Worked example: Chicago backtest (committed fixture)

This notebook uses a committed sample dataset at docs/tutorials/data/chicago_sample_2024_2025.parquet so local vignette rendering is fast and reproducible without live API calls.

If you want to refresh data from the Socrata API yourself, use:

uv run motac fetch chicago --start-year 2024 --end-year 2025 --out-dir docs/tutorials/_local_data

The analysis below intentionally runs against the checked-in fixture.

[1]:
from __future__ import annotations

from collections import Counter
from pathlib import Path

import matplotlib.pyplot as plt
import numpy as np
import pandas as pd
import scipy.sparse as sp


def find_repo_root(start: Path) -> Path:
    for parent in [start] + list(start.parents):
        if (parent / "pyproject.toml").exists():
            return parent
    raise RuntimeError("Could not find repo root")


root = find_repo_root(Path.cwd())

from motac.data import load_events_csv  # noqa: E402
from motac.models.fit import fit_road_hawkes_mle  # noqa: E402
from motac.models.forecast import forecast_probabilistic_horizon  # noqa: E402
from motac.models.metrics import mean_negative_log_likelihood  # noqa: E402
from motac.spatial.grid_builder import LonLatBounds, build_regular_grid  # noqa: E402


def scan_event_table(
    path: Path,
    *,
    lat_col: str,
    lon_col: str,
    mark_col: str | None,
    date_col: str,
) -> tuple[tuple[float, float, float, float], Counter, list[str]]:
    if path.suffix.lower() in {".parquet", ".pq"}:
        frame = pd.read_parquet(path)
    else:
        frame = pd.read_csv(path)

    frame[lat_col] = pd.to_numeric(frame[lat_col], errors="coerce")
    frame[lon_col] = pd.to_numeric(frame[lon_col], errors="coerce")
    frame = frame.dropna(subset=[lat_col, lon_col])

    lats = frame[lat_col].astype(float).to_numpy()
    lons = frame[lon_col].astype(float).to_numpy()

    marks: Counter = Counter()
    if mark_col and mark_col in frame.columns:
        marks.update(str(m) for m in frame[mark_col].dropna())

    dates = (
        pd.to_datetime(frame[date_col], errors="coerce")
        .dropna()
        .dt.strftime("%Y-%m-%d")
        .tolist()
    )

    if lats.size == 0 or lons.size == 0:
        raise ValueError("No valid lat/lon values found in source file")

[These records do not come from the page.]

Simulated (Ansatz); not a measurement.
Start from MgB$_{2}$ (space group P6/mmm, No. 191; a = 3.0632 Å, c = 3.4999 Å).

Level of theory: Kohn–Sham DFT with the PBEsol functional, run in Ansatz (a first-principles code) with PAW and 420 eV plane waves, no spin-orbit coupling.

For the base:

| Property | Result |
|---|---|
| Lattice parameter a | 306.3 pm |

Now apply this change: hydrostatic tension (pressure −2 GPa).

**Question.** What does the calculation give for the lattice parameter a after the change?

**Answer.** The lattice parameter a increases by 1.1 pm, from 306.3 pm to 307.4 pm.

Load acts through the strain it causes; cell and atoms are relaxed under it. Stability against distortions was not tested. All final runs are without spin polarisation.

    bounds = (float(np.min(lons)), float(np.max(lons)), float(np.min(lats)), float(np.max(lats)))
    return bounds, marks, dates


def build_travel_time(
    lat: np.ndarray,
    lon: np.ndarray,
    k: int = 6,
    speed_kph: float = 30.0,
) -> sp.csr_matrix:
    lat = np.asarray(lat, dtype=float)
    lon = np.asarray(lon, dtype=float)
    n = int(lat.shape[0])
    lat_rad = np.radians(lat)
    lon_rad = np.radians(lon)
    mean_lat = float(np.mean(lat_rad))
    dx = (lon_rad[None, :] - lon_rad[:, None]) * np.cos(mean_lat)
    dy = lat_rad[None, :] - lat_rad[:, None]
    dist = 6_371_000.0 * np.sqrt(dx**2 + dy**2)
    np.fill_diagonal(dist, np.inf)

    k = min(int(k), max(n - 1, 1))
    idx = np.argpartition(dist, kth=k, axis=1)[:, :k]
    rows = np.repeat(np.arange(n), k)
    cols = idx.reshape(-1)
    data = dist[np.arange(n)[:, None], idx].reshape(-1)

    speed_mps = speed_kph * 1000.0 / 3600.0
    travel_time = data / speed_mps

    rows_sym = np.concatenate([rows, cols, np.arange(n)])
    cols_sym = np.concatenate([cols, rows, np.arange(n)])
    data_sym = np.concatenate([travel_time, travel_time, np.zeros(n)])
    return sp.csr_matrix((data_sym, (rows_sym, cols_sym)), shape=(n, n))


fixture_path = root / "docs" / "tutorials" / "data" / "chicago_sample_2024_2025.parquet"
if not fixture_path.exists():
    raise FileNotFoundError(
        "Committed Chicago tutorial fixture not found at "
        "docs/tutorials/data/chicago_sample_2024_2025.parquet"
    )

bounds_tuple, mark_counts, dates = scan_event_table(
    fixture_path,
    lat_col="latitude",
    lon_col="longitude",
    mark_col="primary_type",
    date_col="date",
)

mark_order = [m for m, _ in mark_counts.most_common(3)]
min_date = np.datetime64(min(dates), "D")
max_date = np.datetime64(max(dates), "D")
start_date = str(min_date)
end_date = str(max_date)

bounds = LonLatBounds(
    lon_min=bounds_tuple[0],
    lon_max=bounds_tuple[1],
    lat_min=bounds_tuple[2],
    lat_max=bounds_tuple[3],
)

grid = build_regular_grid(bounds, cell_size_m=1500.0)
dataset = load_events_csv(
    path=fixture_path,
    grid=grid,
    date_col="date",
    lat_col="latitude",
    lon_col="longitude",
    mark_col="primary_type",
    event_id_col="id",
    start_date=start_date,
    end_date=end_date,
    mark_order=mark_order,
)

counts = np.asarray(dataset.counts)
if counts.ndim == 3:
    counts = counts.sum(axis=1)

active_mask = counts.sum(axis=1) > 0
active_idx = np.where(active_mask)[0]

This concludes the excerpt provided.